22 January 2021: As the 31 January self assessment deadline inches ever closer, criminals are becoming increasingly credible in their attempts to defraud their victims using email, text and internet communications.

Scammers are producing increasingly convincing emails and spoof websites, which typically ask for money to be transferred into a new account, promising tax rebates or even threatening arrest if they don’t pay the fictitious tax owed.

One concerning development flagged to ICAEW Insights is that criminals are using HMRC’s public style guide, which contains information about the tax authority’s use of language and fonts. This makes it harder for taxpayers to spot fraudulent activity. 

However, Jed Kafetz, Head of Penetration Testing at security services company Redscan, told ICAEW Insights that one of the best ways of spotting such attacks was still to look for errors and discrepancies in the style and presentation of communications.

Kafetz said the emotional response elicited by HMRC communications was one of the reasons scams of this nature were so successful and popular among cybercriminals. “Attackers know that people are fearful of HMRC’s powers and that this can prompt them to click a link without scrutinising it properly.”

“Just as a real bank would never ask customers to share their pin on the phone, the real HMRC never sends emails asking for details or payment,” Kafetz added. “Accountants should remind clients that HMRC only sends letters regarding taxpayer specific information, never emails. If everyone was aware of this fact, all HMRC phishing emails would fail and eventually stop. Alas, this is not the case yet and HMRC has to take down thousands of spoofed websites every year.”

Mike Fell, HMRC’s Head of Cyber Operations, said criminals were abusing HMRC’s well-known brand to add credibility to their scams. He stressed that HMRC would never contact taxpayers directly asking to pay money into a bank account. 

“If someone texts, calls or emails claiming to be from HMRC, saying that you are due a tax refund or owe tax, or asks for bank or other personal details, it might be a scam. Check gov.uk for our scams checklist and to report tax scams,” Fell said.

ICAEW is warning that communications that are unexpected, threatening and with spelling mistakes or from an email address that looks wrong should ring warning bells. 

Anita Monteith, ICAEW Tax Policy Manager, said bearing in mind the looming tax deadline, it was important to be increasingly vigilant and act with caution: “Do not give out personal information, download attachments or click on links in unexpected text messages or emails. 

“Visit the HMRC website for advice on how to report suspicious calls or messages, and if you think you’ve been a victim of a scam and have suffered lost money, report it to Action Fraud,” Monteith added. Tax refunds can always be safely claimed by logging into your Personal Tax Account.

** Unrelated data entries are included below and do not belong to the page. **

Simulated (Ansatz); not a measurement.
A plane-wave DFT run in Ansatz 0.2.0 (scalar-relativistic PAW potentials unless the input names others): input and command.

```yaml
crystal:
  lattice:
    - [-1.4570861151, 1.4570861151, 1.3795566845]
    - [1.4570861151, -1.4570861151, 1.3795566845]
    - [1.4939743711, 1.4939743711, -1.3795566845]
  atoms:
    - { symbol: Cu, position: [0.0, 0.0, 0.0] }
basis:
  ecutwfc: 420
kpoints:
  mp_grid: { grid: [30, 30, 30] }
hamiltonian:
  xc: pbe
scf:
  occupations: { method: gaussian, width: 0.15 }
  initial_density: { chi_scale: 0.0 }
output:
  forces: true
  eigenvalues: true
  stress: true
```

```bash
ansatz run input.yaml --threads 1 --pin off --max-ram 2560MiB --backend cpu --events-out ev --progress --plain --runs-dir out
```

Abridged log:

In the last 12 months, HMRC has responded to more than 846,000 referrals of suspicious HMRC contact from the public and reported over 15,500 malicious web pages to internet service providers. Almost 500,000 of the referrals from the public offered bogus tax rebates, where fraudsters use phone, email or texts to contact victims, primarily offering bogus tax rebates to extract personal details, and particularly their bank details.